AFC hesitant about parties’ elections code

- plans to seek broad consensus, says Trotman

The AFC will be engaging all stakeholders to craft a consensus code of conduct for the upcoming polls, party leader Raphael Trotman announced yesterday.

Trotman, who said the party is seeking a code that “we can all agree to be bound by,” told a news conference that the party was hesitant about signing on to a code for parties proposed by the Guyana Elections Commission (Gecom),  until it has received assurances from all stakeholders.

“The AFC is however not anxious to sign on to anything right now without receiving assurances from Gecom, state agencies such as the Guyana Police Force, and even the other contesting parties, that we will all conduct ourselves in an exemplary and fair manner,” he said.

According to Trotman, Gecom’s ability to hold itself out as an independent and uncompromised agency that is capable of enforcing the code it is now asking others to abide by is significant. He added that the AFC has not forgotten the multitude of ills committed against it at the last elections in 2006, “which understandably causes it to be weary of empty promises being made.” He cited the poaching of polling agents, the payment of moneys to PPP/C and PNC/R polling agents on Election Day; the “miscalculation” of results in Region 10 that saw a seat go to the PPP/C; and the non-payment of scrutineers’ money to the AFC and GAP/ROAR even after an Order of the Court of Appeal was made to do so.

Raphael Trotman

On the proposed code, Trotman said the AFC has no objection in principle as it had set and maintained its own standards of conduct and decorum since its formation in 2005. At the same time, he noted that other stakeholders “seem bent on using every surreptitious and scurrilous device to gain votes by any means necessary.”

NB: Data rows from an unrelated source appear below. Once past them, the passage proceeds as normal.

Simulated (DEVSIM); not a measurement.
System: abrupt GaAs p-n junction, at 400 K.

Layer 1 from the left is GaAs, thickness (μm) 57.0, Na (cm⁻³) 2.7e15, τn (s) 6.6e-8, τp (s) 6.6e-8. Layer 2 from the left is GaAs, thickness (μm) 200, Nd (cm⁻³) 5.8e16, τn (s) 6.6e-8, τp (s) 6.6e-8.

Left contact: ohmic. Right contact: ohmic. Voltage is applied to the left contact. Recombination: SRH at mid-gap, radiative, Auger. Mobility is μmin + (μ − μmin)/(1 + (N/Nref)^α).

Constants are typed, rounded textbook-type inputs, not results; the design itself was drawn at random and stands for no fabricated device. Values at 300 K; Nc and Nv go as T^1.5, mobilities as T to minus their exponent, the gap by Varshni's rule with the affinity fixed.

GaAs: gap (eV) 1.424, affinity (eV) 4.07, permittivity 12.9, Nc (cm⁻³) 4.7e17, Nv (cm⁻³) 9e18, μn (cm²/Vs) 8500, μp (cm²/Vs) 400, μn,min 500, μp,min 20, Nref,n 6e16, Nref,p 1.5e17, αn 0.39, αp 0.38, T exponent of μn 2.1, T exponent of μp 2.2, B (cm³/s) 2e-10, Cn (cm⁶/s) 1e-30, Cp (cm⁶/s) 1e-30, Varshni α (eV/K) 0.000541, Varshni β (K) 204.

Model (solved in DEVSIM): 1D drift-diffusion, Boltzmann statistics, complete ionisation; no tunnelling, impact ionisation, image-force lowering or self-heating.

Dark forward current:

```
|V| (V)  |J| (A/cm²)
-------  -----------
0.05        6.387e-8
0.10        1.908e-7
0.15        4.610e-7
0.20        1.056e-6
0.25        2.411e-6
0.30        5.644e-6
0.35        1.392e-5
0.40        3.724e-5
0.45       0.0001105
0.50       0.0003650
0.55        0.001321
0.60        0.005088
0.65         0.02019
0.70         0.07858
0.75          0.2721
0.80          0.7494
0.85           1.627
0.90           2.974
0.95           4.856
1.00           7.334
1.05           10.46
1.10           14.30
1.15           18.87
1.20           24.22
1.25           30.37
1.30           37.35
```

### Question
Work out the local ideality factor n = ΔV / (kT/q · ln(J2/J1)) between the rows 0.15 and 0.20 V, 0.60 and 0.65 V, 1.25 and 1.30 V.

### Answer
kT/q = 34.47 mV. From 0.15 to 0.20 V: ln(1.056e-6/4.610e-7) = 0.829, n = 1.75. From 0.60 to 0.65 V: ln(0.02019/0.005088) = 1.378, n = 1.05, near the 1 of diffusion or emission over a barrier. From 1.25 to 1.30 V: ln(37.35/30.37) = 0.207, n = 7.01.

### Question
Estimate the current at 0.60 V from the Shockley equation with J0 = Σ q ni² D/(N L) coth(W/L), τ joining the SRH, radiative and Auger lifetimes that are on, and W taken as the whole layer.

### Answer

The general issues of concern that he said the AFC would like to see addressed include the guarantee of equal access by representatives of contesting political parties, including scrutineers and polling day staff, to polling stations without the fear of intimidation and malice. He also said that the party is also concerned that the incumbent and its representatives, including Ministers, would combine official visits with electioneering work, and make use of official and state machinery or personnel during the conduct of the elections. He said government transport, including official aircraft and helicopters, vehicles, machinery and personnel, should not be used for the furtherance of the interest of the party in power and that no party should bribe eligible voters.

Trotman added that the independence of all state institutions that support the conduct of the polls, including Gecom, the Advisory Commission on Broadcasting and the Media Monitoring Unit, should be guaranteed and in the event of breaches of the code, action should be taken in the interest of ensuring a free and fair poll.